Like any chemicals in our modern world, they are beneficial if handled and used properly, but dangerous, even deadly if they’re handled improperly or carelessly. Below are a few common sense guidelines for the correct handling and storage of your swimming pool chemicals.
Handling of pool chemicals
Always add the chemicals to the water rather than the other way around. These chemicals are formulated and designed to be added to large quantities of water.
For example, a 24-foot diameter above-ground pool, filled to the 4-foot mark will hold 13,594 gallons of water. Swimming pool chemicals are intended to be added to that much water. Trying to work in the other direction, by adding water to the chemicals, will create a dangerously concentrated mixture which could result in deadly fumes, injuries, or fire.

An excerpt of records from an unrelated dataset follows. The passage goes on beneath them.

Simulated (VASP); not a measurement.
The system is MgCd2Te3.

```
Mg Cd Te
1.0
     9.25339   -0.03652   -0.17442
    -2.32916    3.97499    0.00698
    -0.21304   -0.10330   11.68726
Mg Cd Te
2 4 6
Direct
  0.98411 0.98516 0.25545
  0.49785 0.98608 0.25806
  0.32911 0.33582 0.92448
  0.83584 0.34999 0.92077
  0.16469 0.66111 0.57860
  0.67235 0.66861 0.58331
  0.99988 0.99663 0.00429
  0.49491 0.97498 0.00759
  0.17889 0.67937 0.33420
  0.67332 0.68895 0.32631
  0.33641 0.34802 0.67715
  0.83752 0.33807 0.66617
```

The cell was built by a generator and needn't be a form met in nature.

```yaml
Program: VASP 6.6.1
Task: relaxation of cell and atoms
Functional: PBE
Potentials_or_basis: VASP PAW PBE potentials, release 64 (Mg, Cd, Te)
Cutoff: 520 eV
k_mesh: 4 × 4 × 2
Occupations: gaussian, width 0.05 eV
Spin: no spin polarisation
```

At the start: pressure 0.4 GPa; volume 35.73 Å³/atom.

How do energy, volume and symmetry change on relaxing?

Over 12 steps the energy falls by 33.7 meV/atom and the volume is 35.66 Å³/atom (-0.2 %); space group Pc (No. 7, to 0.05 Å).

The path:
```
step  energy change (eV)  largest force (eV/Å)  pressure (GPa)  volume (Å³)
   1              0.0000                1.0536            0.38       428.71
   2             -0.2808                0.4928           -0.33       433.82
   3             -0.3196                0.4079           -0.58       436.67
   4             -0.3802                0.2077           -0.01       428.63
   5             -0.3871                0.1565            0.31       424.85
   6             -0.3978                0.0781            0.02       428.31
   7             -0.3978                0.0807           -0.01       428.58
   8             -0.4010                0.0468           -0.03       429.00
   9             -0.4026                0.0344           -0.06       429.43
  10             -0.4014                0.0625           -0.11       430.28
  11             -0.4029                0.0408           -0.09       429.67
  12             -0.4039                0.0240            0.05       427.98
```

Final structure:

Only use these chemicals with the proper equipment. Swimming pool cleaners and chemicals are created to work together to clean and sanitize your swimming pool. Using the wrong equipment with them could result in the creation of more corrosion and gunk in your pool instead of less.
Be careful you don’t spill these chemicals when you’re using them. In their undiluted form, they can be very caustic. They can also leach into the soil, contaminating it beyond your ability to correct it. The EPA won’t necessarily come looking for you, but chemical spills are their reason for existing and legally, you’re liable under the law for any spills or ground or groundwater contamination resulting from it.
Read the directions on the package. Chemicals have to be used precisely as instructed in order for you to be safe and for them to be effective. If you have any doubts about how you’re supposed to use the chemicals, stop and call the manufacturer or a local swimming pool store. They’re usually more than happy to help you in any way they can.
Storage of pool chemicals
Swimming pool chemicals don’t always last forever. Some of them will even begin self-reacting over time if they’re stored too long. Depending on the chemical, this could have harmful consequences. Check the expiration date or shelf life of every chemical you intend to store. Make sure you understand it before storing it.
Swimming pool chemicals are intended to be reactive to water. Humidity is also water. If they’re stored too long in a container with a loose fitting top or a top that isn’t properly secured, they could begin reacting with the moisture in the air, creating dangerous fumes in the process. Always make sure the top or lid is properly sealed when storing chemicals.
These chemicals also, by their very nature, react to sunlight. They’ll begin breaking down or reacting in ways you won’t enjoy. They also react badly to heat.
Store all swimming pool chemicals in a cool, dry, dark environment isolated from direct sunlight. Make sure they’re safe from children and pets. Make sure the storage area is properly ventilated. A slow build up of fumes in an enclosed area can be deadly. Always keep chemicals in their original containers.
Don’t . . .
- Put chemicals in a different container with no labels
- Place liquid chemicals above solid or powdered chemicals
- Store chemicals in a shelf or area that is higher than your head
- Stack chemical containers
- Store acids and oxidizers near each other
- Reuse empty containers
- Keep them near any non-pool chemicals
Properly stored and handled, chemicals aren’t a hazard to anyone. Following these simple rules will keep you and your family safe.